An image of one of the participants of the game searching in a hollow oak was passed around with the rhyming title ”gubben i stubben”, ”the old man in the tree stump”, which of course sparked the association to the old paranoiac classic of British surrealism, Hugh Sykes Davies’s poem called ”Poem” 1936.

One of the persons who had missed the game found a striking correspondence between the photograph and an old drawing (in fact a picture puzzle giving the artist’s name, Hertogenbosch) connected or unconnected to the simultaneous 500th anniversary.

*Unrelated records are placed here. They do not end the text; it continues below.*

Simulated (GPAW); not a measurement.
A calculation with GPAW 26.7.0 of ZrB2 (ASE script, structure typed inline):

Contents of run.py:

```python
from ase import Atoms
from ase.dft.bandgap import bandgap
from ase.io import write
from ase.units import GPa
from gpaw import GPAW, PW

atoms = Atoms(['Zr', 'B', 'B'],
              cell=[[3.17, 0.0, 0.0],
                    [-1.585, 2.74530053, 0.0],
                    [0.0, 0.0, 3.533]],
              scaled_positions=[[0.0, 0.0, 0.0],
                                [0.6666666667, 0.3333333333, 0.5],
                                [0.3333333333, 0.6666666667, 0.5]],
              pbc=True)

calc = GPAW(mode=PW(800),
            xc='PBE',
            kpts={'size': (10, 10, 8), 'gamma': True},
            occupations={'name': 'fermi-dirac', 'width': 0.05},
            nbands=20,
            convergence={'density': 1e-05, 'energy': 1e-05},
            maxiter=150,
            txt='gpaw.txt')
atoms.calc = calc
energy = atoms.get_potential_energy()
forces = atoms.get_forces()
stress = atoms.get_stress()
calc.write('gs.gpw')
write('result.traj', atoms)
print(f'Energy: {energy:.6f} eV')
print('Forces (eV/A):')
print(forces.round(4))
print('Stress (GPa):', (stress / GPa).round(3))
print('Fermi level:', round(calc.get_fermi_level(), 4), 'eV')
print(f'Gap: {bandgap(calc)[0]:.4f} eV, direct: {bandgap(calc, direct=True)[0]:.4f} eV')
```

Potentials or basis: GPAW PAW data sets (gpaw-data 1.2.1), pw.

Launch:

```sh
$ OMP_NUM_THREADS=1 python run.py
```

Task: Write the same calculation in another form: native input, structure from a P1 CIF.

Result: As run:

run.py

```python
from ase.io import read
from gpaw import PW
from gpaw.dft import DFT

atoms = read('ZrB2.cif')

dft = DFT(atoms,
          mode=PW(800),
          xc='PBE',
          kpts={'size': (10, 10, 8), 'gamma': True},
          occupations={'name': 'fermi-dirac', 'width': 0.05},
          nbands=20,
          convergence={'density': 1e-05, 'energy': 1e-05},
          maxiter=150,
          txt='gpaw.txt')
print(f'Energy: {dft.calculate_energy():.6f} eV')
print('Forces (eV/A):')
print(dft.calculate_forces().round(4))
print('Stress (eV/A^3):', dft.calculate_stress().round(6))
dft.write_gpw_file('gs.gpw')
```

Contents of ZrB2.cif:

We have been unable so far to pick up the game, maybe these deroutes of inhabitants of hollow trees was too powerful a diversion: and we will eventually be setting sails with whatever and whomever will turn out to be inhabiting our treetrunk canoes? And the poem suggests that whatever we pack in our knapsack we might be surprised when we reach down to pick it up anyway.

Hugh Sykes Davies

In the stump of the old tree, where the heart has rotted out, there is a hole the length of a man’s arm, and a dank pool at the bottom of it where the rain gathers, and the old leaves turn into lacy skeletons. But do not put your hand down to see, because

in the stumps of old trees, where the hearts have rotted out, there are holes the length of a man’s arm, and dank pools at the bottom where the rain gathers and old leaves turn to lace, and the beak of a dead bird gapes like a trap. But do not put your hand down to see, because

in the stumps of old trees with rotten hearts, where the rain gathers and the laced leaves and the dead bird like a trap, there are holes the length of a man’s arm, and in every crevice of the rotten wood grow weasel’s eyes like molluscs, their lids open and shut with the tide. But do not put your hand down to see, because

in the stumps of old trees where the rain gathers and the trapped leaves and the beak and the laced weasel’s eyes, there are holes the length of a man’s arm, and at the bottom a sodden bible written in the language of rooks. But do not put your hand down to see, because

in the stumps of old trees where the hearts have rotted out there are holes the length of a man’s arm where the weasels are trapped and the letters of the rook language are laced on the sodden leaves, and at the bottom there is a man’s arm. But do not put your hand down to see, because

in the stumps of old trees where the hearts have rotted out there are deep holes and dank pools where the rain gathers, and if you ever put your hand down to see, you can wipe it in the sharp grass till it bleeds, but you’ll never want to eat with it again.